I believe before if you had multiple accounts at IB, the $30 in commissions to negate the $10 data fee was calculated by totalling up all commissions in all accounts. IB recently made it so all accounts are segregated in terms of the commission total. So let's say you have 3 accounts and you do $25 a month in commissions on each, you would pay $30 in data fees.
if you do $25 a month in commissions, you shouldn't be with IB. But anyway, I agree that the interest lost is too much especially when you have cash in multiple currencies. $500/year on USD, EUR300/year on EUR...and so on... Maybe IB should put some upper limit. It's just too much...

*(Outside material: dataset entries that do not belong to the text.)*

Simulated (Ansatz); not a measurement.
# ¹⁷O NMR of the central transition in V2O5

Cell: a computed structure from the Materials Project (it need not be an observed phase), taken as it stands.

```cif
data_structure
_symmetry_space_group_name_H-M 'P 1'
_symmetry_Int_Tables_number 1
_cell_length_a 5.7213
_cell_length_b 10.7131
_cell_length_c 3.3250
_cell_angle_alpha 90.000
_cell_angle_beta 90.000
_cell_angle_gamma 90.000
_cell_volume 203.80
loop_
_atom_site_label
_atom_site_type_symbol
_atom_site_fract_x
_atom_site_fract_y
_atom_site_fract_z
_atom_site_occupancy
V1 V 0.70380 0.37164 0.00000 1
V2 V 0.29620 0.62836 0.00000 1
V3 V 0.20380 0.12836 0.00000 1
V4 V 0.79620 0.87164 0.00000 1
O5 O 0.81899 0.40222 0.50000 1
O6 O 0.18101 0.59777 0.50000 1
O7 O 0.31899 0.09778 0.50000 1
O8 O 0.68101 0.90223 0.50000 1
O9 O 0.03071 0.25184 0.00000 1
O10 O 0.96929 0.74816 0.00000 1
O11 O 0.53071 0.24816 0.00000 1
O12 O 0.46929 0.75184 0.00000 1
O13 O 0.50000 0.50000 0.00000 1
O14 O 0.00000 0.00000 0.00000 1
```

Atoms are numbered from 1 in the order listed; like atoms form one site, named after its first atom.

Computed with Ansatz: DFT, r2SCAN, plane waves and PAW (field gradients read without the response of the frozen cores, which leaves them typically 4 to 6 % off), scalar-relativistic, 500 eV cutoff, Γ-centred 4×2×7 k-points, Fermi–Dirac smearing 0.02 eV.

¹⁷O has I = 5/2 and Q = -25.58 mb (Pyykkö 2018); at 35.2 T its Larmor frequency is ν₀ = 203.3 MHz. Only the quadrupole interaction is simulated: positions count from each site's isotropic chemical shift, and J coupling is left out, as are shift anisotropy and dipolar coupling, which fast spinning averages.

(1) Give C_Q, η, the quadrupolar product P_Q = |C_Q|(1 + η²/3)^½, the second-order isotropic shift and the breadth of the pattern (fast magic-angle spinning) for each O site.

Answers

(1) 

And just for balance... To point out one of the MANY positives about Interactive Brokers... "our interst of amounts exceeding $10,000 is exceptional" Thsi is an understatement, if anything. IB actually pays interest on your short position. This is entirely voluntary... A Fair Play policy that ** costs them a lot of money **. It's almost unheard of elsewhere... Maybe something a sizable BD might negotiate with their clearing firm. On my well-hedged 7 figure portfolio... That is typically about 55-45 long/short... I get NET POSITIVE interest. Wow. Truly amazing. Kudos to IB.
I'm not an IB cheerleader, but their policies are disclosed and pretty fair. I think they just don't want small inactive accounts and their policies reflect that. To the OP, if you like IB otherwise, why not put your 10k balance in something liquid that earns interest? You'll only pay .005/share to get in and out of it. A money market CEF or ETF would be perfect. Traveler
They even can not give you a fixed fee rate for forex. Because they have the authority to decide what exchange raye to use(historic ? or soemthing else). So I can not trade forex, becasue I do not know the cost.
if u can gimme a link that states ib charges interests for runnin' profits/losses and not marginable positions i would be glad, i looked deep and cannot find any.